Buster Welch’s antique bits and spurs

March 6th, 2008

Buster Welch’s antique spur and bit collection, which will be sold during the A&S Auction on June 7 in Waco, TX, consists of rare pieces created by sought after early artisans. The names of the horses and riders that originally wore them are for the most part forgotten. But the collection comes with matchless authenticity – Welch used them all.

“I never thought they would be worth a lot of money,” said Welch. “I just wanted something that looked like a working cowboy had used them – not odd-looking spurs with a lot of silver and stuff.

“I’ve used every one of them, but there are three pair that I showed in the most. I showed in the J.O. Bass bit and spurs for maybe two years and won a lot of money with them. And I had another pair (of spurs) I showed in a good deal that I bought a long time ago in Arizona. They were really nice fitting and stayed down good. Scott (Franks of A&S Auctions) surmises they were made in the Arizona State Prison.”

Welch, 79, won the NCHA Futurity a record five times and is a four-time NCHA World Champion. Some of his most memorable mounts include Peppy San Badger, Mr San Peppy, Marion’s Girl, Dry Doc, and Peppymint Twist.

While antique spurs have stood the test of time for efficacy, Welch thinks that today’s bits are superior to older models. “A lot of them don’t sit right in a horse’s mouth,” he explained. “They have a tendency to pull up, instead of back.

“Our modern bits are better, except for one that I’ll not sell. It has a little grazing shank that’s no more than 2 or 2 1/2 inches long. It’s the best-stopping bit I’ve ever put in a horse’s mouth.”

Welch noted that many older bits and spurs were made of iron salvaged from the axles of Model A Fords. Before Henry Ford discovered that he could economize with lighter axles, spur and bit makers capitalized on irons horses that had been put out to pasture.

“I read where Ford went to junkyards to find out what wasn’t worn out on his cars,” Welch noted. “It was the axles and he figured he was spending too much money on them, so he cut them down.”

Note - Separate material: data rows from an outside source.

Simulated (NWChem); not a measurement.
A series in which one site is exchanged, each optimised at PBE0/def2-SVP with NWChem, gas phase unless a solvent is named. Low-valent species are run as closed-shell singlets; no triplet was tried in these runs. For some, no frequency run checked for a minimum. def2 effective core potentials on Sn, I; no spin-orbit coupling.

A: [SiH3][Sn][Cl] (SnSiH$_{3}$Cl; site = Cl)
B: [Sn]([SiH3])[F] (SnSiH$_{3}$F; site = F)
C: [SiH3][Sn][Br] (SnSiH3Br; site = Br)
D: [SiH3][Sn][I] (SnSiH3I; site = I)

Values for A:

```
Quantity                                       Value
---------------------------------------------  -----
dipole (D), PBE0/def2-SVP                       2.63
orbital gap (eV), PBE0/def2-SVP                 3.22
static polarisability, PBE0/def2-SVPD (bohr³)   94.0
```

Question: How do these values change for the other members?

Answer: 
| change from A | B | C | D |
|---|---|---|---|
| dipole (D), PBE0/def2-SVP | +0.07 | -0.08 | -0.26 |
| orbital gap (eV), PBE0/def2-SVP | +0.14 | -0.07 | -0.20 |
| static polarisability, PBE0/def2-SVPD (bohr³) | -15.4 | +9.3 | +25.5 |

Welch’s collection of approximately 30 bits and spurs includes those made by J.O. Bass, the Kelly Brothers, and J.R. McChesney. He’s selling everything except two bits that he still uses every day.

“I never had any idea that they were worth what people say they are,” he admitted. “I’d been careless with them and let a pair get away here and there. I just decided I didn’t enjoy them back there in a safe, so let’s get them out where somebody can take care of them and enjoy them.”